Skip to content

Implementing a solution

John Stevenson edited this page Oct 8, 2021 · 6 revisions

There is no complete solution to argument-escaping on Windows, particularly when cmd.exe is involved. The best that can be achieved is a robust compromise that can handle most cases without introducing a set of complex rules.

Windows command-line

From How Windows parses the command-line it is clear that the only character that might cause unexpected results is a double-quote. So we need a convention for handling these and arguments in general:

  • The argument is treated as unescaped.
  • Any double-quotes in an argument are escaped as literal double-quotes.
  • An argument will not be enclosed in double-quotes unless absolutely necessary.

This will avoid inconsistencies when handling consecutive double-quotes and enable each argument to be included in a command-line without it affecting other items. It will also prevent double-quotes breaking batch scripts.

Outline

Having defined our convention, the steps to escape an argument are simply:

  1. Replace all [backslashes] double-quote with [2 x backslashes] backslash double-quote.
  2. If a space or tab character is found, or the argument is empty:
    1. double up trailing backslashes.
    2. add surrounding double-quotes.

PHP code

function escapeWin($arg)
{
    $arg = preg_replace('/(\\\\*)"/', '$1$1\\"', $arg);

    if (strpbrk($arg, " \t") !== false || $arg === '') {
        $arg = preg_replace('/(\\\\*)$/', '$1$1', $arg);
        $arg = '"'.$arg.'"';
    }
    return $arg;
}

Incorporating cmd.exe

From How cmd.exe parses a command we know that meta characters have a special meaning. How we deal with these is split into the following sections:

Double-quotes

From the point of view of cmd, all double-quotes either start or end a quoted-string, regardless of whether they are backslash-escaped. This could have unexpected consequences if there is an odd number of double quotes, or in other situations.

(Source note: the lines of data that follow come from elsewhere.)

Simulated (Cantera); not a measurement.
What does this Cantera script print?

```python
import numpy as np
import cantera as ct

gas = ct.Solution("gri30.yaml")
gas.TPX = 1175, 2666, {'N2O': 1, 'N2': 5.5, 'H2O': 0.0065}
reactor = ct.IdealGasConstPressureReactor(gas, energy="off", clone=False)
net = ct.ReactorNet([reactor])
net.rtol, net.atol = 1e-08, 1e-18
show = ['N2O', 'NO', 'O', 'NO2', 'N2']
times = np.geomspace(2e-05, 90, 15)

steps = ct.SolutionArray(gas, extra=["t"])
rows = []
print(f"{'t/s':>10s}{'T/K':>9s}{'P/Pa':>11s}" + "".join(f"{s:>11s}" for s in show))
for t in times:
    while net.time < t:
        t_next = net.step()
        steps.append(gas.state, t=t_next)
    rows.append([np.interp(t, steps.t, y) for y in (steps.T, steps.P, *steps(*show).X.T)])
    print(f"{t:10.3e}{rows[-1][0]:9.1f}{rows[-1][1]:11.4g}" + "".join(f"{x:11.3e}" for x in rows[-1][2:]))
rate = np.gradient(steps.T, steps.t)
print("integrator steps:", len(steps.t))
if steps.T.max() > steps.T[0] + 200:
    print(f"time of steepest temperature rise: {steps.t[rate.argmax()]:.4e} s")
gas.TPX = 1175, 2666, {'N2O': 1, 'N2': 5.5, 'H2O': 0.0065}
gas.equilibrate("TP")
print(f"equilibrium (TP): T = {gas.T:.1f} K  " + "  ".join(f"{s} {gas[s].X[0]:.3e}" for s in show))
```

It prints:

For example, the argument colors="red & blue" would be escaped as:

"colors=\"red & blue\""

However the & character is no longer protected by the opening double-quote, because the quoted-string has been closed by the first literal (backslash-escaped) double-quote. The result is that the argument is split by the & character and cmd trys to call a program named blue\"".

The only way to solve this is to caret-escape the whole argument, which in this case would be ^"colors=\^"red ^& blue\^"^".

Variable expansion

Environment variable expansion is triggered by the %...% and !...! syntax, regardless of the quoted-string state. Therefore we need to caret-escape the whole argument.

However we cannot do this for exclamation-marks. These require an escape sequence of two carets ^^!, due to the two step parsing that cmd performs, and we have no way of knowing the DelayedExpansion state (other than it is disabled by default):

  • If enabled, an escaped ^^!var^^! will be transformed to !var! as intended.
  • If disabled, an escaped ^^!var^^! will be transformed to ^!var^! and introduce two unintended carets.

Other meta characters

These are the characters that have not yet been accounted for: ^ & | < > ( )

Since they have no special meaning inside a quoted-string (and we know there are no double-quotes to confuse the quoted-string state) we have two choices:

  1. Do nothing if there is whitespace in the argument (because these meta characters will be escaped by the enclosing double-quotes).
  2. Enclose the argument in double-quotes if it contains any of these meta characters.

Note that we do not use caret-escaping in case we come up against its single limitation.

Meta escaping rules

We can condense the above into the following rules:

  • If an argument contains double-quotes or %...% syntax, the transformed argument must be caret-escaped.
  • Otherwise if it does not contain whitespace but does contains meta characters it will be enclosed in double-quotes.
  • The ! meta character is not escaped because it cannot be handled reliably.

Outline

We need to set the following flags:

  1. Set quote to true if a space or tab character is found, or the argument is empty.
  2. Set dquotes to true if a double-quote character is found.
  3. Set meta to true if dquotes is true or two % characters surround other characters.
  • We need to caret-escape everything, including any enclosing double-quotes.
  1. If meta and quote are false, set quote to true if any ^ & | < > ( ) characters are found.
  • We can safely escape these characters using the surrounding double-quotes.

Now we can perform the escaping:

  1. If dquotes is true:
  • Replace all [backslashes] double-quote with [2 x backslashes] backslash double-quote.
  1. If quote is true:
  • double up trailing backslashes.
  • add surrounding double-quotes.
  1. If meta is true:
  • escape all " ^ & | < > ( ) % characters with a caret ^.

PHP code

function escapeCmdExe($arg)
{
    $quote = strpbrk($arg, " \t") !== false || $arg === '';
    $dquotes = strpos($arg, '"') !== false;
    $meta = $dquotes || preg_match('/%[^%]+%/', $arg);

    if (!$meta && !$quote) {
        $quote = strpbrk($arg, '^&|<>()') !== false;
    }

    if ($dquotes) {
        $arg = preg_replace('/(\\\\*)"/', '$1$1\\"', $arg);
    }

    if ($quotes) {
        $arg = preg_replace('/(\\\\*)$/', '$1$1', $arg);
        $arg = '"'.$arg.'"';
    }

    if ($meta) {
        $arg = preg_replace('/(["^&|<>()%])/', '^$1', $arg);
    }
    return $arg;
}